In 2012, the Finance Ministry rejected a request from the Environment Ministry to provide electric car subsidies for consumers, citing insufficient demand. While, the government has earmarked KRW27.6bn (US$25.4mn) for purchases of electric cars by public organisations in 2013, we believe the quantities are insufficient to spark sustained strong growth in the domestic EV market. Automakers such as Hyundai and BMW appear to agree with us and have stated the possibility of rolling back their plans to introduce new EV models in 2013, should the government fail to increase purchase subsidies.
While the lack of consumer demand might be a valid concern, we believe it is imperative for governments to break the chicken and egg cycle by providing larger subsidies for EVs, so as to help consumers overcome the cost barrier, and create demand. Given South Korea's advanced automotive technology together with its tech-savvy consumers, we see the weak current efforts of the government as a wasted opportunity to tap the potential of the domestic EV market.
While hybrid car sales hit 27,000 units for 11M12, up 85.4% year-on-year (y-o-y), we believe they are still low when compared with markets such as Japan and the US. We believe prospects for all types of electric cars (hybrids, plug-ins and pure EVs) remain lacklustre in the near-term until the government tweaks its policies.
Exports Will Continue To Outperform
However, we believe automakers will continue leveraging South Korea's EV manufacturing capabilities to export their electric cars. GM plans to commence domestic production of its all-electric Chevrolet Spark in 2013, and export its car mainly to the US and other markets ( see our online service, November 15 2012, 'GM Utilises South Korea's High-Tech Manufacturing Strengths').
Furthermore, we see ample opportunity for EV component manufacturers, especially battery suppliers, to manufacture locally. South Korea and Japan continue to be world leaders in lithium-ion battery technology. LG Chem, a subsidiary of Korea LG Group, is one of the world's largest producers of advanced electronic materials and a leading supplier of lithium-ion batteries. The company has a diversified customer base among international OEMs and BMI believes that other supplier firms can set-up shop in South Korea to be near these battery producers so as to exploit economies of agglomeration.
Japan: Still The Asian Leader
Japan remains the largest EV market in Asia, and is the world's largest EV market too, when we include combined 2012 sales of hybrids, plug-ins and pure EVs. In our opinion, it still offers the best short-to-medium term prospects for players in Asia. This can be narrowed down to three reasons:
Technological dominance and commitment of automakers
Given that Japanese carmakers such as Nissan have made multi-billion dollar bets in the pure EV space, with its Nissan Leaf model, it is no surprise to see that Asian EV sales have gained the maximum traction in Japan over the past few years. Since December 2010, Nissan has sold about 50,000 Leaf vehicles globally, with almost half of them coming from Japan.
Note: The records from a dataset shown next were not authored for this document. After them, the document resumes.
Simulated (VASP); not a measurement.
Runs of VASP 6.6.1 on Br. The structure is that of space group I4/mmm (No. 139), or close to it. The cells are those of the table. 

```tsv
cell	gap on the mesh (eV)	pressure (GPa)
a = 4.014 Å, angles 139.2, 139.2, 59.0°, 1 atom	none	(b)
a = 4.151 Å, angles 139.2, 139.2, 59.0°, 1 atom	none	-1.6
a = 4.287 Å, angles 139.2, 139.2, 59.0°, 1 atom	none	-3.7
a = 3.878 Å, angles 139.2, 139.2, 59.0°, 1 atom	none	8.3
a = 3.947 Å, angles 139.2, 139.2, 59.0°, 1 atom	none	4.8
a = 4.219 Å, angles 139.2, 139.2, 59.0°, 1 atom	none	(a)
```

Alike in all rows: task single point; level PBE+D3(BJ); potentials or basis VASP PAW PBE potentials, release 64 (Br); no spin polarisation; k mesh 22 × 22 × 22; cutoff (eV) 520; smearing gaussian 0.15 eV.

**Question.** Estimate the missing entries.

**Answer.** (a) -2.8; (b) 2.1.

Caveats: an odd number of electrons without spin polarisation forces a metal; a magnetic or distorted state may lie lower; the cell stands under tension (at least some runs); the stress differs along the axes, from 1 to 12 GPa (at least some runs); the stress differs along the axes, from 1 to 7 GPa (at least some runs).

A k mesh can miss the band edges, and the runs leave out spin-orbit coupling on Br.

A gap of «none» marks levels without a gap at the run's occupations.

Toyota, the world leader in hybrid vehicles, sold over 1mn hybrids in 2012 globally, with about 580,000 units sold in Japan. The firm's cumulative hybrid sales have crossed 4.6mn globally, with 2mn of them being in Japan.
Support of the Japanese government and automakers
We see the government as having played a crucial supportive role to bolster the EV industry. When the Japan earthquake struck the country in 2011, the Japanese government was quick to increase purchase subsidies, to help the industry get back on its feet. These subsidies favoured eco-friendly cars such as EVs and hybrids, which helped to bolster their sales in 2012.
Also, the government together with the private sector has done a phenomenal job in building up the EV infrastructure in the country. Both have built up a few thousand charging stations ( see 'Fee-Based Charging System Could Increase EV Sales In The Long Term', November 8 2012), together with over 1,000 (CHAdeMo) fast-charging stations. This is in sharp contrast to South Korea, which has only 600 charging stations.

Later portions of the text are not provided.